Hydrodynamic singular regimes in 1 + 1 kinetic models and spectral numerical methods

• Applies spectral theory of stationary kinetic equations to contemporary models of confined matter dynamics.
• Derives original well-balanced schemes involving S-matrices (following early Glimm–Sharp's ideas) for kinetic models like chemotaxis or Vlasov–Fokker–Planck coupled to attractive Poisson equation.
• Hybridizes this framework in order to support strongly singular hydrodynamic limits, where kinetic distributions concentrate into Dirac atoms, for which rigorous results are proved.

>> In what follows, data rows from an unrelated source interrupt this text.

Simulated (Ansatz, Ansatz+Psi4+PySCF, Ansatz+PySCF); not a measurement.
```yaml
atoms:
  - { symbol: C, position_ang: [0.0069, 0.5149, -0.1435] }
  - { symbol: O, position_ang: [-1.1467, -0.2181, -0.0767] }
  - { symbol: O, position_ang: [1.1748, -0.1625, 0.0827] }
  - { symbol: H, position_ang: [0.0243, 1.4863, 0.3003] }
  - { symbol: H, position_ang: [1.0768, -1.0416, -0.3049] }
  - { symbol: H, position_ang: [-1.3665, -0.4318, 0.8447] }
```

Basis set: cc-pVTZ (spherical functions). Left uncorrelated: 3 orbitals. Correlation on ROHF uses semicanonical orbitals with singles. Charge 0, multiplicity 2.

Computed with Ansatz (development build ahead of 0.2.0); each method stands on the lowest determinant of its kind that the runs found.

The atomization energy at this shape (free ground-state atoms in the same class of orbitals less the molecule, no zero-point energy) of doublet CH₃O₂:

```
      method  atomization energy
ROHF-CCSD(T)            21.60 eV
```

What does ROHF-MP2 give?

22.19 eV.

Classical results from spectral theory of stationary linear kinetic equations are applied to efficiently approximate two physically relevant weakly nonlinear kinetic models: a model of chemotaxis involving a biased velocity-redistribution integral term, and a Vlasov–Fokker–Planck (VFP) system. Both are coupled to an attractive elliptic equation producing corresponding mean-field potentials. Spectral decompositions of stationary kinetic distributions are recalled, based on a variation of Case's elementary solutions (for the first model) and on a Sturm–Liouville eigenvalue problem (for the second one). Well-balanced Godunov schemes with strong stability properties are deduced. Moreover, in the stiff hydrodynamical scaling, an hybridized algorithm is set up, for which asymptotic-preserving properties can be established under mild restrictions on the computational grid. Several numerical validations are displayed, including the consistency of the VFP model with Burgers–Hopf dynamics on the velocity field after blowup of the macroscopic density into Dirac masses.